Reporting GCSE performance by groups is fraught with problems

This month the government is publishing school GCSE attainment data separately for groups of low (below L4 at KS2), middle (L4 at KS2) and high (above L4 at KS2) attaining pupils. This approach is to be commended and we recommended it in academic papers here and here because it provides information to parents on how a child like their own is likely to achieve in local schools. These group-based measures offer perspective on the importance of school choice for parents, reminding them that differences in the likely attainment of their child across local schools is often small. They also encourage desirable behaviour from schools by encouraging them to focus on attainment of all pupils, rather than the marginal grade C/D borderline pupils.

Unfortunately there is a small problem with the way that attainment by groups is to be reported by the government. It has chosen to report average attainment across quite a large group of pupils (as many as 45% of pupils are in the middle band). Because the group of pupils is very large, reported average attainment across the group tells us (1) partly how well the school is doing, but importantly (2) partly the distribution of prior attainment for the pupils in the school within this group. In this sense it simply replicates the problems of reporting ‘raw’ GCSE attainment: more affluent schools will appear to do better than more deprived schools, at least in part because their prior ability distribution is more favourable.

In our proposed performance table measures we also reported attainment by group, but we deliberately made the size of the groups small: our low attaining group scored in the 20th-30th percentile at KS2; our middle attainment group scored in the 45th to 55th percentile at KS2; and our high attainment group scored in the 70th to 80th percentile at KS2.*

The chart below illustrates how the use of very large groups of pupils in the government measures favours schools with higher prior ability pupils, relative to our measure that uses much smaller groups.** Each of the 3,000 or so tiny blue dots plots capped GCSE attainment for a group of high attaining pupils (government measure of achieving above L4 at KS2) against the average KS2 score (i.e. prior attainment) of pupils at the school. The red dots plot the same relationship for the Allen and Burgess calculation of average performance for high attaining pupils (70th to 80th percentile at KS2 pupils). The two measures are actually highly correlated (over 80%) and it isn’t informative which measure is higher or lower since they make calculations over different groups. The important difference is that on the government measure, schools with higher attaining intakes do proportionately much better than those with lower attaining intakes. On the Allen and Burgess measure this gradient is far less pronounced, suggesting that the gradient is largely due to differences in the ability profile of the high attaining groups across schools.

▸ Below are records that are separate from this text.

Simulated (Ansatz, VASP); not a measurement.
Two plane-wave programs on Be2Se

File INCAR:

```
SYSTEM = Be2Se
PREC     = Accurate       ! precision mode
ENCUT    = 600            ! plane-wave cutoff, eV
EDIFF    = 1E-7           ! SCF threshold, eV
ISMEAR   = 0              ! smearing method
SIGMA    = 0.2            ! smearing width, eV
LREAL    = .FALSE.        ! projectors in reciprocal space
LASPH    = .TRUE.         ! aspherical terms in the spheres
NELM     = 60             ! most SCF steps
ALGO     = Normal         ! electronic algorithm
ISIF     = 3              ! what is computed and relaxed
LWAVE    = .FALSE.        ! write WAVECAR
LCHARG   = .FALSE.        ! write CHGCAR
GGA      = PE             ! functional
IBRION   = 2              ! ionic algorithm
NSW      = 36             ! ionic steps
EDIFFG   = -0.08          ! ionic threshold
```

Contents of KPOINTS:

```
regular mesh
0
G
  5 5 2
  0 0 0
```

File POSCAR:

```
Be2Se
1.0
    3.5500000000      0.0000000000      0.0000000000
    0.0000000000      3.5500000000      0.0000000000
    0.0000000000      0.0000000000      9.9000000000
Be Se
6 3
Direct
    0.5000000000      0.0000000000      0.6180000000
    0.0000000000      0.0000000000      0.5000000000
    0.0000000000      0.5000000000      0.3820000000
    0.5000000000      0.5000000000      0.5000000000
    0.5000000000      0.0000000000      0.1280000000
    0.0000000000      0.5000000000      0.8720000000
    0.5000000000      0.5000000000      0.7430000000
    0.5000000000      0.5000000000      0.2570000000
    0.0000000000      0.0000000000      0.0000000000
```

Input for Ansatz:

GCSE attainment of schools for high attaining pupils

The same relationship can be seen for the middle attaining group of pupils…

GCSE attainment of school for middle attaining pupils

…but the slope disappears for the lower attaining group of pupils, perhaps because just 17 percent of pupils are in the government’s low attaining group (though this is still a larger number than the 10 percent in the Allen and Burgess calculations).

GCSE attainment of school for low attaining pupils

 

While we are on the topic of reporting averages across groups, problems with confounding the composition and performance of groups is the reason why I believe free school meals (FSM) attainment gaps should not be used as a measure of success at a school. Here the problem is that the background characteristics of pupils who are not FSM will vary considerably across schools. So, calculating the group average attainment of non-FSM students at a school tells us a lot about what these non-FSM students are like on entry, and little about how well the school serves them once they arrive.

The chart below calculates the average attainment for non-FSM pupils in each school minus the average attainment for FSM pupils in each school. This is the so-called FSM attainment gap that is used as a performance metric in the new league tables. Non-FSM pupils tend to do about one grade better in each of their eight best GCSE subjects than FSM pupils in the same school, on average. In the chart the size of this gap in a school is plotted against the school’s overall FSM proportion. There is a clear relationship showing that schools that are more deprived overall tend to have a smaller FSM attainment gap.

FSM-nonFSM attainment gap across schools

I first noticed how problematic attainment gaps were in practice as a governor of a school that was struggling to produce strong academic results but was very proud that its FSM gap was zero. All the students at the school came from low income families living on a very large and universally deprived council estate. Some of the families happened to claim benefits that made them eligible for free school meals (they probably weren’t the poorest), others didn’t or couldn’t. Not surprisingly, the GCSE performance of the FSM and non-FSM pupils in this school were no different, on average, because these pupils were no different in their social or educational background. Nothing the school was doing was contributing to this supposed ‘success’.

 Attainment gaps compare groups within a school, whereas we should be comparing a group across schools. What matters to FSM pupils is that a school enables them to achieve qualifications to get on in life. If a low income student gets a low quality education from a school, it is little consolation or use for them to learn that the higher income students were equally poorly served by that school.
—————————————————————————————–

* The ideal is to fit a line of GCSE performance against KS2 scores separately for pupils in each school and to read-off the scores at the 25th, 50th and 75th percentiles. We originally used this approach, but it is hard to communicate the method to parents and we estimated that the error caused by calculating across groups was not serious.

** The 2011 attainment data is not yet subject to public release so this analysis is carried out on an earlier year of data and is intended to be illustrative of the problem rather than a definitive relative measurement of metrics.